Designing visual identities involves the design and application of logos as well as the creation of visual standard manuals (also known as style guides) for other designers. Visual identity should provide visibility and render the given organization recognizable. It is vital that people know a company exists, and remember its name and core business. Good visual identity should allow employees and clients alike to identify with the company of their choice.
The main elements of branding/visual identity are logos, fonts, color schemes, symbols, ideas, and even personality. In its essence a brand is a set of emotions and the associations it evokes in the end user.
It is not clear which medium employs the most graphic designers, but it would be safe to assume that magazines and newspapers offer employment opportunities to a large chunk of graphic designers today, divvied between their promotional and editorial departments.
An editorial designer specializing in the layout and composition of books, magazines or newspapers must take into consideration available printing processes and his or her target audience to be able to deliver the content message more efficiently. All elements of design text, layout as well as internal and external graphics, should be in accordance with the publication concept, based on where they are applied. Pay special attention to the outside front cover and the outside back cover, as these create first impressions, often include advertisements, and, hence, may increase the sales of the unit in question. Think about how many people actually judge a book by its cover.
When designing any of these materials, you should first think of their content, as different applications and different genres have their own specific formats, compositions, and hierarchies. Take into consideration your target audience as well, as your layout should be based on the social and cultural values of your readers. Even in graphic design, there is a difference between layouts for housewives and teenagers. If you can't connect with your audience, you might just want to keep your day job.
Last, but not least, pay attention to your competition. Analyze them well so you can establish your product better, based on what you learned from their successes and mistakes.
Know the difference between a front cover and the dust jacket. Spread your page and get your guns out. Face the canons of page construction.
In light of the enduring power of the written word, typography is everywhere you turn. It gives appeal and character to text. Every designer must learn which type to choose, how to use it and when to emphasize it in line with the content. If you, for example, design signalization for public transport, picking the wrong type might lead to a grotesque accident.
Typography is an art form in its own right, as good fonts are difficult to come by (or are too expensive to buy).
When choosing a font, a designer must think about legibility and avoid creating the kind of visual chaos that ensues when one uses too many different types of letters.
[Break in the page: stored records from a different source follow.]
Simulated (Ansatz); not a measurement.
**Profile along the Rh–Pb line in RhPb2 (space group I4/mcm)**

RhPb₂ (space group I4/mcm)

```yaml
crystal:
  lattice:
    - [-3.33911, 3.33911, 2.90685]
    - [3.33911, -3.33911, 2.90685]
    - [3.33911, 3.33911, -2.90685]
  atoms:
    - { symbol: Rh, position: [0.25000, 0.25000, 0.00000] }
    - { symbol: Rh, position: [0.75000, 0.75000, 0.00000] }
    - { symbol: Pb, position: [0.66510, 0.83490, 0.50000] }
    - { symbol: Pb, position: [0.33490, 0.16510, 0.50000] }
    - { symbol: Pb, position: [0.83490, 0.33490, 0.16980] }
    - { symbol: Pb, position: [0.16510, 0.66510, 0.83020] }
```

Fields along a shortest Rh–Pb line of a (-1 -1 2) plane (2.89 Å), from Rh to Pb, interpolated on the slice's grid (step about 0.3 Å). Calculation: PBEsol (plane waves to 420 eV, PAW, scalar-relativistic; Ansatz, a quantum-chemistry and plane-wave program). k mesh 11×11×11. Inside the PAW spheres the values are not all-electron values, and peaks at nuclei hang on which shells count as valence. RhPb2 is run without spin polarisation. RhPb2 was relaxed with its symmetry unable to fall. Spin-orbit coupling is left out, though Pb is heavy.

Typography should address the visual problems presented by the length of the text, improving the overall readability. For example, longer texts need more regular characters, and decorative ones can be splashed out on titles and excerpts and captions. Always bear in mind the link between your typography and the nature of the publication you are using it for, as it should make visual sense.
In many senses packaging has become as important as the product itself. In the process, you have to bear in mind that you are preparing goods for transport, warehousing, logistics, sale, and end use, all in one go.
The role of packaging design is to contain, protect, inform, and, finally, sell the product contained within the packaging. It should also pay attention to the brand character, as mentioned in the advertising chapter.
Web design is a process of conceptualizing, planning, modeling, and executing electronic media content delivery via the Internet—or, to be more precise, through a Web browser. It has two ends; the front-end and the back-end, and the designer's job is mainly at the front, while programmers take care of the dirty work. In this case, making the design look good means knowing the limitations of your medium.
Web design differs from print design in its very basic functionality. Printed materials are static, viewed selectively, whereas Web pages are animated and interactive.
Interface design and the information architecture behind it jointly work together to create a user experience that is as painless and fast as possible. Jakob Nielsen, a usability guru who Web designers love to hate, sums it up in one sentence: "Users visiting a new site spend an average of 30 seconds on the homepage and less than 2 minutes on the entire site before deciding to abandon it. They spend a bit more time if they decide to stay on a site, but still only 4 minutes on average. If they have to spend 15 of their 30 seconds figuring out which link to click on your home page, you've probably lost them."
Designing an interface is a challenging task, as you need to be able to work from the point of view of an average user, taking into account usability and information architecture. Poorly thought out interfaces could cripple usability, as the average user often will not take the time to figure out the navigation of a site.
Building the rest of the website means working with programmers and content managers. Once that is accomplished, you have a website—a collection of electronic files residing on one or more Web servers and on display to the end user. They can be static or dynamic.
Signs vary depending on their usage. They employ various symbols, icons, logos, colors, and shapes for easy identification and have kept their primary communications role since the dawn of graphic design. Umberto Eco summed it up nicely, saying that a sign is everything that stands for something else, based on an agreed social convention. Be sensitive to cultural contexts as well as how an audience will receive your particular sign or sign system. If the interpretation of the message—that is, the meaning—of the sign is not clear to the recipient, then it does not work.